"I don't see the point of them, really," said driver Faith Haller. "I just think it's just a waste of time, in my opinion."
"It does make it safer, and it's revenue for people who break the law," countered driver Neal Beihn.
But the only opinion that really matters is what happens in federal court. On Tuesday morning, the city and the camera vender -- ATS -- both addressed their concerns to Judge Lynn Hughes. At its heart is just how much money the city owes ATS for the period of time the cameras were turned off.
The city's position obviously is that, at most, we would owe the ATS for a period of four months," said city attorney Dave Feldman.
ATS says the city could be on the hook for millions more if the cameras go off before the end of the contract in 2014.
"If they had not turned the cameras back on, they would be facing a $20 million damage award that the taxpayers of Houston would have had to shoulder," said ATS attorney Andy Taylor.
With no agreement in sight, it looks like the case could head to trial next year, all while the cameras are tracking red light camera violations.
Our legal analyst says in his opinion, the court battle is an unnecessary waste of time and money.

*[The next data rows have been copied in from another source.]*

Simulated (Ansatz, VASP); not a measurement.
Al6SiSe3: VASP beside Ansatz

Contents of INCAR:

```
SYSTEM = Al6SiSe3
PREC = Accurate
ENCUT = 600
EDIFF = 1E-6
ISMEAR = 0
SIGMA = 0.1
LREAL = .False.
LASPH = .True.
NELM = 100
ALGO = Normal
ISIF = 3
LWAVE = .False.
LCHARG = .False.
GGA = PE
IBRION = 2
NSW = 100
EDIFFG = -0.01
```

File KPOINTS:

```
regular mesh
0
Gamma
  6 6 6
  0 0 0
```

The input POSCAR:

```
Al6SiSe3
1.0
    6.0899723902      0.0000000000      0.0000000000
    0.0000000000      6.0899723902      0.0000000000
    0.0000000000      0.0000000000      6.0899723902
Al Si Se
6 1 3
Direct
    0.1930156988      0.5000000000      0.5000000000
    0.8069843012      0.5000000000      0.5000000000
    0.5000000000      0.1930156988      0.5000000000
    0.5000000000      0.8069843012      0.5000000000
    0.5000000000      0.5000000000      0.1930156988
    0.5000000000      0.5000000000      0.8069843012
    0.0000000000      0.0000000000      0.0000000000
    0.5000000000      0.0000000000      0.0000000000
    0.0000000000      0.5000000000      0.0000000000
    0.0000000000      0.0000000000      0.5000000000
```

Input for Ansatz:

"The city should put the cameras on, they should start issuing tickets, and then continue with the litigation, but honor the terms of the contract," said KTRK legal analyst Joel Androphy. "It's really simple. It's not that complicated."
Androphy also said he believes the contract should go on until 2014 and then go to the voters. In the meantime, the cameras are on, but tickets aren't being issued yet because they're not manned by Houston police officers. The city isn't sure when that'll happen.